Say that you want to find the best price on the Web for that new Kate Bush album. Hell, say you just want to find it. If you had the skill and the inclination, you might write a special-purpose Web crawler that would search out sites like CDNow.com and Tunes.com that sell music online, query them for their price on the album, and then assemble the results for you. Finally, you might have your computer scan the online classifieds to see if anybody in your neighborhood is trying to sell a used copy of the disc at half price.
Although you could write such a program today, it would be a tremendous undertaking. That's because every online shopping site is different; each has its own way of searching for discs and its own way of displaying prices. As for hunting through the classifieds, unless you have a degree in artificial intelligence and natural language, you'll have a hard time writing a computer program that can pick through all that noise to find some meaningful signal.

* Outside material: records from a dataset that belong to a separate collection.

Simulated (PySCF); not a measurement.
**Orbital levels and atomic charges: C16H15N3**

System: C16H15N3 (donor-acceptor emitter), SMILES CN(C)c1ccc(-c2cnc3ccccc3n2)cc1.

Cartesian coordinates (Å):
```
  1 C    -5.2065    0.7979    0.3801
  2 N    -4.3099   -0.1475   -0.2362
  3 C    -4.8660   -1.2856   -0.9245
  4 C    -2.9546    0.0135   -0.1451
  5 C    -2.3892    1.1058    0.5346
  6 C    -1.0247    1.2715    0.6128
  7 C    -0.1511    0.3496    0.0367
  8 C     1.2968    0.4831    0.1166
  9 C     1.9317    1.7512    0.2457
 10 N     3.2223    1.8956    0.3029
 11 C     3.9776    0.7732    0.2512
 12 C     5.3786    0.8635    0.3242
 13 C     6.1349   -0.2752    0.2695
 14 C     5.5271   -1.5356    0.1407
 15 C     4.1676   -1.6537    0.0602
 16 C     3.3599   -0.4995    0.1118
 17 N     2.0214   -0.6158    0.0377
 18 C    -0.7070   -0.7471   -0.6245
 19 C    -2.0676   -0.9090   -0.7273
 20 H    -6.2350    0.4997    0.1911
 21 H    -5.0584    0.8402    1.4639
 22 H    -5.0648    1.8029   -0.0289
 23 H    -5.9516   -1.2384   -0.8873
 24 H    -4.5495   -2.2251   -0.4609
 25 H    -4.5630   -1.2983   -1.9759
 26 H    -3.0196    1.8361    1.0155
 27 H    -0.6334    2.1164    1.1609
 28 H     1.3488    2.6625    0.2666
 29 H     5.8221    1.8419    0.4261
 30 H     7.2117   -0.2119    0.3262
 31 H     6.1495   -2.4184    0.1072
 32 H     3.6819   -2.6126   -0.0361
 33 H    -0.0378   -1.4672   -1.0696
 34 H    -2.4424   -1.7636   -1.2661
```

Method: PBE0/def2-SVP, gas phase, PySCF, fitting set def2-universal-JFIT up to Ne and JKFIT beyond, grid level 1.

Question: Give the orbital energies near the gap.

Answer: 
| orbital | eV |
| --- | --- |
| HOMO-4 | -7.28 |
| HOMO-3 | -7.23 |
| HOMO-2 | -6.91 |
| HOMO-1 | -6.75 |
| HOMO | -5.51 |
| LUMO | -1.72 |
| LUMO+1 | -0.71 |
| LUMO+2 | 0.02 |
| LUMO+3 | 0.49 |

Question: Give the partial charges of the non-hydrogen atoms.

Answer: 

Today's Web is filled with online information. What's missing is data that describes the data - metadata.
Metadata is more than some new set of HTML tags that says things like "this is a CD title" and "this is a price." As envisioned by Tim Berners-Lee, the inventor of the Web and the director of the World Wide Web Consortium, metadata would be a comprehensive set of standards for describing data about data.
For example, CDNow.com might create a standard set of HTTP queries for searching the company's database and a standard template for sending the data back. Other companies could then implement those same standards. Pretty soon, building a program that could scan the Web for the best prices on discs wouldn't be too hard at all.
"The long-term objective is the automatable Web - basically, to put machine-readable information on the Web," Berners-Lee says. "It could have a very revolutionary effect."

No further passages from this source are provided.